At the same time, we believe that the application of provisions on contractual obligations is permissible when considering issues related to the consequences of termination of the contract, when the law does not explicitly specify the return of the performed.

Fulfillment of contractual obligations

The dynamics of the established contractual legal relationship includes the execution of the contract as its separate stages.

The Civil Code does not contain general rules on the execution of contracts. In appropriate cases, regulation is carried out by the extensive chapter "Fulfillment of obligations". In addition, it is to the fulfillment of contractual obligations that the bulk of the special rules are devoted, which are contained in the chapters on certain types of contracts. The performance of a contract is expressed in the commission or abstention from performing actions that constitute its subject matter. When evaluating performance, it is taken into account whether the action was performed, and if so, how.

In the first case, we are talking about performance as such, and in the second, about its proper nature. Accordingly, the legislator distinguishes between non-fulfillment (1) and improper fulfillment (2).

When they talk about performance as such, they mean performing actions (abstaining from actions) in kind, or otherwise - actual performance. Accordingly, proper execution includes compliance with a set of requirements that determine who and to whom should perform the execution, as well as with what object, when, where and in what way it should be carried out.

The largest number of cases in this category is related to non-fulfillment of monetary obligations. At the same time, the parties confirm the fulfillment of obligations by an agreement (supply, contract, utilities, loan, lease, etc.) or a written receipt (loan agreement between citizens).

As a rule, these are claims for debt collection (in many cases, together with the principal debt, claims are made for penalties, damages, representative expenses, etc.) in the vast majority of such claims are justified and satisfied by the courts.
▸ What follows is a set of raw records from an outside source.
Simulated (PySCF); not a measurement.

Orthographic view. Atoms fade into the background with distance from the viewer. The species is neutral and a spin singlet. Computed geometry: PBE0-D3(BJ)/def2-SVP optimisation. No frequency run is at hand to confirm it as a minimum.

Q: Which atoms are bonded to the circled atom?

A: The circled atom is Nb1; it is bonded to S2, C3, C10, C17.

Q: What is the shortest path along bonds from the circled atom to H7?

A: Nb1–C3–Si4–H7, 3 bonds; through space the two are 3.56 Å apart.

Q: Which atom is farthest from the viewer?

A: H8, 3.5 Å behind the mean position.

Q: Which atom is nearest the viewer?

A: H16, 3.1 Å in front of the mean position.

According to Article 282 of the Civil Code, by virtue of a monetary obligation, one person (the debtor) is obliged to pay money to another person (the creditor), and the creditor has the right to demand from the debtor the fulfillment of his obligation to pay money (loan money and other obligations).The obligations of the parties may arise not only from a written contract, but also from an oral agreement.

In this case, it is also necessary to take into account the requirements of art. 272 of the Civil Code, according to which, in the absence of a corresponding agreement between the parties, the obligation must be performed properly in accordance with the requirements of the law, as well as in accordance with business practices or other commonly imposed requirements.

In general, the practice of reviewing disputes related to debt collection based on written receipts and collecting a deposit, etc. It is stable, since when making a decision the court is guided by the evidence established during the consideration of the case, there are no problems with the application of substantive law in the above category of cases. However, there is an incorrect application of the norms of both substantive and procedural law.

Recovery of losses caused as a result of improper fulfillment of obligations arising from contractual legal relations

Proving damages is one of the most complex processes in the field of civil law relations.

Judicial practice in this area is experiencing difficulties due to the small amount of theoretical material, including legislative material. In this regard, various theoretical sources have been used in this work on the topic of "damages" with an emphasis on the interpretation and means of proving this concept in judicial practice.

Losses in civil law mean the negative consequences that occur in the property sphere of a participant in a civil legal relationship as a result of an offense committed by another participant.

Losses, in the terminology of the law, are damages caused by unlawful, usually culpable actions, which are subject to compensation in accordance with legal regulations.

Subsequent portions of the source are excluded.